Discover more from Just Mets
What have we learned about the Mets over the last third of the season?
Believe it or not, there are some very good numbers for these dismantled Mets
What’s Up with the Mets? ⚾️
The Mets and Phillies were rained out on Friday - they will play a single-admission doubleheader beginning Saturday at 4:10 PM
The Marlins may have to return to New York to finish their suspended game on Thursday, pending the outcome of their final two games as well as where the Cubs and Reds finish on Sunday - that would likely take place Monday afternoon
The Mets are planning a press conference to announce David Stearns as their new President of Baseball Operations on Monday
Injury Updates 🏥
OF Brandon Nimmo (AJ Joint injury in shoulder) will likely be shutdown for the season
Today’s Game 🗓
Match-up: Mets (72-86) vs. Phillies (89-70)
Where: Citi Field - Flushing, New York
LHP José Quintana (3-6, 3.39 ERA) vs. TBD
TBD vs. TBD
When: 4:10 PM EDT
Where to Watch: SNY for Game 1, WPIX for Game 2
A rainy stream of consciousness on the season’s penultimate day… ✍️
Wouldn’t it be something if the Marlins had to come back to New York to finish that ninth inning on Monday, and it rained?
Fortunately, if the Marlins did have to return, it doesn’t look like there’s rain in the forecast, but that’s pretty much how this season has gone for the Mets, hasn’t it?
They’ve lost two games this week. In between is a debacle of a suspended game, a poorly managed field which led to the lost game on Tuesday, and then there was Friday which nobody could control.

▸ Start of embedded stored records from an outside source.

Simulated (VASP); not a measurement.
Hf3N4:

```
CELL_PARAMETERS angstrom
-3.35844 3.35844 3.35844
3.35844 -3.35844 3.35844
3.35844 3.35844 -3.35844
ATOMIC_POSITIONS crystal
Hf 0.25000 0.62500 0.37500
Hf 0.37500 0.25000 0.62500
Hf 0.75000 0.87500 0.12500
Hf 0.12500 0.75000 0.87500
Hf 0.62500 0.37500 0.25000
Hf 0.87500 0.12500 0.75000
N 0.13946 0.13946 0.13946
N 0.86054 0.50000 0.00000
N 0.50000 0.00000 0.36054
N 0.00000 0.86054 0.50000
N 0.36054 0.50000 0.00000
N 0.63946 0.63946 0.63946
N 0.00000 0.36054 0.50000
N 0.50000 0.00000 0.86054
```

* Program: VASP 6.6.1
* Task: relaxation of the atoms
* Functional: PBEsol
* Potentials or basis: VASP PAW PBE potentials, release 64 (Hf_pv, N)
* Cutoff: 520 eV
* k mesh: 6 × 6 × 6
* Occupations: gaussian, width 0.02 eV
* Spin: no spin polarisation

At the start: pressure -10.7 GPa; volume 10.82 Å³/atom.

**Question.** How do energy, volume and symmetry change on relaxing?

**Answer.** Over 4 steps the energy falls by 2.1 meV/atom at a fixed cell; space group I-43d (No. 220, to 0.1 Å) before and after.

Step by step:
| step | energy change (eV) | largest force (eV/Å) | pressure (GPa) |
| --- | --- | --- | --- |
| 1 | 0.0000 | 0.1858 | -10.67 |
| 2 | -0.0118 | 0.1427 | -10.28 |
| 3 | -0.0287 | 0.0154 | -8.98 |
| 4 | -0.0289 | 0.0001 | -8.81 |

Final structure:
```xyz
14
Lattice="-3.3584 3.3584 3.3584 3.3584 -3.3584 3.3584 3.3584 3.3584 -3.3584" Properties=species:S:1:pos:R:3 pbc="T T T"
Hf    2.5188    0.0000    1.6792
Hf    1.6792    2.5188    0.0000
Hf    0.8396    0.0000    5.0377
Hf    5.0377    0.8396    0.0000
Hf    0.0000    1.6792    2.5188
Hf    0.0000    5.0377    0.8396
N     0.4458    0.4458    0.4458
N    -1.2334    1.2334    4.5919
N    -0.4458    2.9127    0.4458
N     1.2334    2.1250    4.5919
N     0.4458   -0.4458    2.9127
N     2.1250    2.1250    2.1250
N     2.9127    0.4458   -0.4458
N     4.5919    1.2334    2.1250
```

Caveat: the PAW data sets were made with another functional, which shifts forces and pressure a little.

As a fan, I always hate these late season rainouts and weather problems, especially during the last week of the season when there is so much at stake. The third wild card makes the majority of the games important even for second-division teams like the Mets. There’s nothing anyone can do of course but its the last baseball we get to see for a while and for those last precious moments of the season to be disrupted like this frustrates me.
Anyway, neither the Mets or the Phillies are playing games of particular import this weekend. The Phillies clinched the top wild card, the Mets clinched terrible four months ago, so whenever these two teams end up getting these final three games in, they should be very much like spring training for both clubs, with the Mets simply trying to play for pride and not losing 90 games this season.
I can’t believe I just said that, by the way.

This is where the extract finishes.